The downgrade reflects the increased claims on health and disability business and high costs related to the change in legal retirement age in France are hampering AG2R’s efforts to improve its underwriting performance. Higher claims have prevented AG2R from meeting its underwriting earnings targets and will likely remain constraints on operating performance over the next two years. However, AG2R is expected to benefit from what S&P views as a strong and well-entrenched competitive position in its niches, allowing it to gradually improve its operating performance over the next two years.

AG2R has sound positioning nationwide and in various economic sectors as a leading group protection and health insurer. Together, AG2R and La Mondiale form one of the leading life, accident, and health insurance group in France. Consequently, the base-case scenario factors in the forecast that AG2R will post a non-life combined (loss and expense) ratio in the 112%-115% range in 2012, improving to less than 112% in 2013. AG2R’s non-life business comprises health, accident, accidental death, disability, and worker’s compensation. The group’s term-life business is also expected to boast a combined ratio of less than 70% over the same period. The expense ratio should continue to average 20%. These figures should translate into operating earnings of €25 million to €40 million yearly, all other factors remaining equal.

Increasing risks related to the investment portfolio are also weighing on AG2R’s financial profile. The rating agency still considers the average credit quality of AG2R’s investment portfolio to be strong, but at the lower end of the range according to agency’s criteria. Credit risk increased during 2011 and 2012, dampening the quality of AG2R investments. The proportion of equities in the portfolio remains below the French market average, but still adds to earnings volatility.

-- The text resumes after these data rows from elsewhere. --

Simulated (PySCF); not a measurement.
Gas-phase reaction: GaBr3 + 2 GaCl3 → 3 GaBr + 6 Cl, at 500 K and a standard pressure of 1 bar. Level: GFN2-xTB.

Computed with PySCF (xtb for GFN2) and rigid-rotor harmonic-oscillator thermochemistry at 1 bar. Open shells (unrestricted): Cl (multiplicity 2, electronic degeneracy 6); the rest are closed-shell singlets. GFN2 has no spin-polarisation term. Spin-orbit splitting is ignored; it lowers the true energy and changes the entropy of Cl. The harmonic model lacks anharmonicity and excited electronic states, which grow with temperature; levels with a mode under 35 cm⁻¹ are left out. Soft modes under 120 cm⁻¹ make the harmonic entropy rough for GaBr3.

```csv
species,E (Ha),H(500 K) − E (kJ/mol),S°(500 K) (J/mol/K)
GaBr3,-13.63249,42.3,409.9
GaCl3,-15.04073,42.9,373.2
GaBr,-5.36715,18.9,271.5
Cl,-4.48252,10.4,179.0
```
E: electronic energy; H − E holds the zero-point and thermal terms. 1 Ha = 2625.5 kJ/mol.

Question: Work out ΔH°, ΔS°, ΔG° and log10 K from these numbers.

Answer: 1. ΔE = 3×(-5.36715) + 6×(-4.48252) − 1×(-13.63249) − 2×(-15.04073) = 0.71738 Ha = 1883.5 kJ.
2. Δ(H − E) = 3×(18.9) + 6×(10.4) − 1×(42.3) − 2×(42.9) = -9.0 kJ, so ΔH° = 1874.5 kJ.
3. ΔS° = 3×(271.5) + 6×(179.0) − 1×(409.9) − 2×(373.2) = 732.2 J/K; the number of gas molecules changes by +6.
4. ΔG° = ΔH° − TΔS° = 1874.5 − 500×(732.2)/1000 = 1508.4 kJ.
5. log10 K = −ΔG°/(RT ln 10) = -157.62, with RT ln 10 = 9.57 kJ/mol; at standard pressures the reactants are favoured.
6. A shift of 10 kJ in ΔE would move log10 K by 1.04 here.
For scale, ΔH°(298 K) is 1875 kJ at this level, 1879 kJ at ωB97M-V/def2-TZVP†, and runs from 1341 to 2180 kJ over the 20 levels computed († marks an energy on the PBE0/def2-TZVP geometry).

A more subdued earnings outlook also constrains the company’s financial flexibility, which in S&P’s view is the main cause of AG2R’s funding future needs.

Risk-adjusted capital adequacy is viewed as good. Despite a significant proportion of soft forms of capital, like the present value of future profits, it is consider that AG2R’s level of capital compares well with that of peers in the French market. A conservative quota-share reinsurance program relieves AG2R from a substantial portion of its capital requirements. S&P also views reserving as prudent.

The stable outlook reflects the anticipation that AG2R’s strong competitive position should help gradually improve its underwriting performance. It also factors in the belief that good capital adequacy will likely support the group’s overall credit profile over the next one to two years.

The ratings could be lowered if, over that period, AG2R’s operating performance did not meet S&P’s underlying base-case assumptions. The rating could also be lowered if capital adequacy weakened as a result of deteriorating investments, exceptional losses, or unfunded growth, or if AG2R’s business profile were to weaken.

Standard & Poor’s could raise the ratings if the group’s operating performance materially and sustainably exceeded the base-case forecasts, with equally prudent reserving, and if capital adequacy improved to levels more supportive of the ratings.